Prep 15 mins
Cook 2 hrs
Great salad from Bon Appetit. Time includes 2 hours for marinating. A Pacific NW favorite.
- 1 1⁄4 cups olive oil
- 6 tablespoons lime juice
- 24 ounces salmon fillets, 1-inch thick
- 3 small tomatoes, chopped
- 1 small carrot, julienned
- 1 small zucchini, julienned
- 1⁄4 cup Italian parsley, chopped
- 1⁄4 cup balsamic vinegar
- 3 tablespoons green olives, pitted, sliced
- 1 tablespoon basil, minced
- 1 tablespoon tarragon, minced
- 1 tablespoon capers
- 10 cups mixed baby greens
- 2 heads Belgian endive, sliced
- Mix 1/2 cup oil and lime juice in small bowl. Season to taste with salt and pepper. Place salmon in ziplock bag and pour marinade over salmon. Cover and refrigerate 2 hours, turning once.
- Combine 3/4 cup oil, tomatoes, carrot, zucchini, parsley, vinegar, olives, basil, tarragon, and capers in bowl. Season to taste with salt and pepper. (Dressing can be prepared 2 hours ahead; cover and let stand at room temperature).
- Prepare barbecue (medium-high heat) or preheat broiler. Grill salmon until just cooked through, about 4 minutes per side. Toss greens and endive with enough vegetable dressing to coat. Divide among 6 plates. Place salmon atop greens. Spoon additional vegetable dressing over and serve.
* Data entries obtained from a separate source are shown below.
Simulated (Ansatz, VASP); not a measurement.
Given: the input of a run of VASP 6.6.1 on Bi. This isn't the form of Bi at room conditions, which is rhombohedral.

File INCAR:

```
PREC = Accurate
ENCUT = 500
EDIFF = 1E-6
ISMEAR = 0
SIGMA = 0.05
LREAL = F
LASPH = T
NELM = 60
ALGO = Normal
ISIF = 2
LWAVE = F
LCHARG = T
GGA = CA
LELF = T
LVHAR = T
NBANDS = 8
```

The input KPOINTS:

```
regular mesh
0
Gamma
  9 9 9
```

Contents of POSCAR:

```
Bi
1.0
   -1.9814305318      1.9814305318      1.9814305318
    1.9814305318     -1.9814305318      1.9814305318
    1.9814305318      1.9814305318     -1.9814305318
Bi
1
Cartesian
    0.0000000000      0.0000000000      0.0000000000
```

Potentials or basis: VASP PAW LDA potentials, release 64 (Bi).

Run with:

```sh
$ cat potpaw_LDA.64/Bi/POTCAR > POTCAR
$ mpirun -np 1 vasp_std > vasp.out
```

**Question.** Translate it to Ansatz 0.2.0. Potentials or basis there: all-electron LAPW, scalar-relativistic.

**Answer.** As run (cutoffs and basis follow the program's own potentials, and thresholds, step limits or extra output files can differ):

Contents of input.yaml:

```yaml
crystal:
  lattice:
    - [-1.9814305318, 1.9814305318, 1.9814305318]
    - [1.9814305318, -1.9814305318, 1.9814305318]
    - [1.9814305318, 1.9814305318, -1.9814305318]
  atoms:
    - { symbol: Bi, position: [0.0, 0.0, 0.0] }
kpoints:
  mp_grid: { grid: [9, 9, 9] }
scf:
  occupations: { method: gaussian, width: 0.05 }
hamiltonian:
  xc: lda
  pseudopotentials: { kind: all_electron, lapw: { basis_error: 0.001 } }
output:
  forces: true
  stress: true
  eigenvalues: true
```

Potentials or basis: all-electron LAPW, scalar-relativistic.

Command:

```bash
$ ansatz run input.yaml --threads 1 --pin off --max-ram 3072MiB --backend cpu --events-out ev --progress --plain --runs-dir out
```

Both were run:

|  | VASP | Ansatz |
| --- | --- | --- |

This was a very refreshing salad. I cut back on the olive oil and added a little more balsamic. I love balsamic vinegar! I also love olives and capers so I knew this would be a great salad. The salmon came out perfect. The tomatoes and zucchini came from my garden. It was 100 degrees yesterday so this salad was perfect because it is light and refreshing. Thanks!